I’ve read some pieces over time where some conservatives try to rationalize some pretty hard to believe things about Goldwater given the image he evokes in most people’s minds. The old line so many love to toss out that Goldwater actually won the 64 election but that it took until Reagan in 1980 for the votes to be counted is outrageous bullshit. Reagan could never have won without joining forces with the zealots of the religious right-wing religious leaders and their flock. What would wind up pissing them off and at times even consider dropping organized activism was Reagan not doing enough to move their agenda. Not that Reagan didn’t throw them some pretty big bones because he did. It was the only way he could keep them on board and voting for the GOP and that dismantle the New Deal economic agenda. So they got anti-gay stuff like defining the HIV breakout as a problem for gays only, brought on by their “sinful lifestyle” and some conservative judges. But it was nowhere near enough for them. What they always wanted, and which we have been seeing in spades is someone like Trump who wouldn’t just say, but via judges and Justices and with a wide range of pronouncements and policy be a mouthpiece and activist for their extremism.
Goldwater saw through their bullshit from the very beginning. The new brand of Republican/conservative that was willing to “marry” the religious right was anathema to him. He despised Jerry Falwell Sr. and the rest of them. And Falwell & the others returned the contempt. Goldwater held views about keeping the government out of people’s private lives that were and remain infuriating to liberals. But he was consistent and incredible as it is to believe he held views that are even more infuriating to the conservative “Christians” who’ve taken over the GOP and its agenda. Goldwater’s wife Peggy founded Planned Parenthood in Arizona back in the 1930s! He didn’t see anything wrong with what Planned Parenthood was about. Even more incredibly, in the 1950s when his daughter was in college and engaged she became pregnant and while she looked forward to one day being a wife and mother she wasnt ready for that at that point in her life. So, when it was illegal to do so he arranged for her to have an abortion, something which when they revealed it decades later he was unapologetic for — again on the principle that such decisions were none of the government’s business.

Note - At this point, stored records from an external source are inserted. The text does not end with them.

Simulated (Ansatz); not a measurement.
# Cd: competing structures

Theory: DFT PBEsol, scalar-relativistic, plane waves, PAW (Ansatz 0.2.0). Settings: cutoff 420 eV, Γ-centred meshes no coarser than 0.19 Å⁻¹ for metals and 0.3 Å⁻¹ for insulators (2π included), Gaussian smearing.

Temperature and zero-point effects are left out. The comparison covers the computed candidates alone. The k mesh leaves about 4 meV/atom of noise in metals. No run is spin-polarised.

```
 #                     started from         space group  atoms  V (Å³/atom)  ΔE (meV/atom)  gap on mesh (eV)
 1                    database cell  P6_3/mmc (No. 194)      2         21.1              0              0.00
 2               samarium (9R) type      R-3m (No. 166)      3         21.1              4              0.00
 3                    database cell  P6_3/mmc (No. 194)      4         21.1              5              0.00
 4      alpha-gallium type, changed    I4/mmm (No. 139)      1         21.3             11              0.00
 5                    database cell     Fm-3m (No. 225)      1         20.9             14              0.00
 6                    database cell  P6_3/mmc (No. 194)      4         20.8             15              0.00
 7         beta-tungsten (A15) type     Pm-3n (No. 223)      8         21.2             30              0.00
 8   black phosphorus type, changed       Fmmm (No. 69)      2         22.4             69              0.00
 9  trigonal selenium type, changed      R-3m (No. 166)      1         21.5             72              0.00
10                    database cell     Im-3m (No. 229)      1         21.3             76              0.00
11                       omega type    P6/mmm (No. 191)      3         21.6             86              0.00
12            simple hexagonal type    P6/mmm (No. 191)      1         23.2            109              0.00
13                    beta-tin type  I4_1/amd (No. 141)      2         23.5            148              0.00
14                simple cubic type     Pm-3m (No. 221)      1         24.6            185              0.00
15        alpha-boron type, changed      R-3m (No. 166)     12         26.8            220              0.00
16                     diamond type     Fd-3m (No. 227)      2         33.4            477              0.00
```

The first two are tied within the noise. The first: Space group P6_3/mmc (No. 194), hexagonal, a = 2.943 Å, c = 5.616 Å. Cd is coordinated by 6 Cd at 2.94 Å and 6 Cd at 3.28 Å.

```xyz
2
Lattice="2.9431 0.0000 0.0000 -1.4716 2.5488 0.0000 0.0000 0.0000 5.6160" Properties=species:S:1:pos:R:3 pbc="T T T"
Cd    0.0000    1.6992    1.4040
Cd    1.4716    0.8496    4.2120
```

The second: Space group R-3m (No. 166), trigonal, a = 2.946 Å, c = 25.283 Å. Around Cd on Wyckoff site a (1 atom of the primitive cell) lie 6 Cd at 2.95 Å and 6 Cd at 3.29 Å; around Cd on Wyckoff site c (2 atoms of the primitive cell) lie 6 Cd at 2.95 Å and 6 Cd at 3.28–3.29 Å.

Frankly, on reproductive issues Reagan who was after all once a Democrat and part of the Hollywood scene (he even was —“horrors” to conservatives — divorced from his first wife (actress Jane Wyman and he was the one that dumped her because he was the one with the roving eye) and surely knew and didn’t have a problem with people he knew and worked with who at a time when it was illegal arranged for or had abortions, or would when birth control become available use it even though it was orginally illegal in most places as well! How many movies did Reagan make with actors he knew to be gay? He sure as hell didn’t mind working and even socializing with them, at least once upon a time. The difference between Reagan and Goldwater is that unlike Goldwater who wouldn’t suck up to the religious zealots Reagan was willing to pretend he too was aghast at abortion, birth control and homosexuality. And worse, willing to work that (although again not as much as the wingnuts wanted) into his governance of the country as President.
So in the end, dislike Goldwater if you want to (as I do) over his refusal to get on board with Civil Rights legislation in the 1960s or willingness to consider use of nukes in Vietnam (and if you don’t know Westmoreland quietly made contingency plans for their use at Khe Sanh in 1968 — IOW Goldwater was far from the only person to consider use of “small yield” tactical nukes in that war) but as I said he was pretty damned consistent in the old-school conservative beliefs that taxes should be low and government should be limited as much as possible — and damned sure shouldn’t get into stuff in people’s personal lives like making laws or policies that restricted their ability to worship (or not) how they wanted, love who they wanted whether it was someone of the opposite gender or their own, and to stay out of people’s lives and decisions when it came to whether and when to have a child.
And he lived those things personally.
People are talking these days about the unlikely friendship between Biden and McCain which was a true, deep friendship despite sometimes profound political differences. Goldwater had something similar with JFK. The two of them had actually kicked around the idea of traveling together on the same plane and holding a modern version of Lincoln-Douglas debates only actual back and forth discussions of policy. It might well have happened had JFK not been assassinated, and I think it would have set a standard that would have made us into a far better country that we’ve become.
History has a funny way of bouncing around in the early drafts, and it will probably take quite a few more generations to write a fairly definative review but when I see and hear some of the stuff coming from Republicans (or former ones who’ve become “independent”) with the Lincoln Project or RVAT even if most of them sheepishly avoid taking responsibility for creating the conditions that allowed a Donald Trump to grab hold of the GOP its pretty clear they realize they are culpable in what’s happened to our country even if they are loathe to admit it out loud. So, for the moment they are trying to make amends. And I think they are wishing they and those who came before them had tried to be more like Goldwater’s version of conservatism and kept the religious right zealots at arm’s length. And the racists too since like Goldwater they realize that the racism in those folks carries with it a modern Nazi type white supremacism.
One question---were Goldwater’s views shaped differently because he was from the West and not the South?
Goldwater had a western independence ideology that seems different from southern independence if that makes sense.
Broken down in simplicity the western frontiersman is saying---hey government, leave me alone because I got this and don’t need you---versus the Dixiecrat---hey government, leave me alone and don’t tell me what I can and cannot do.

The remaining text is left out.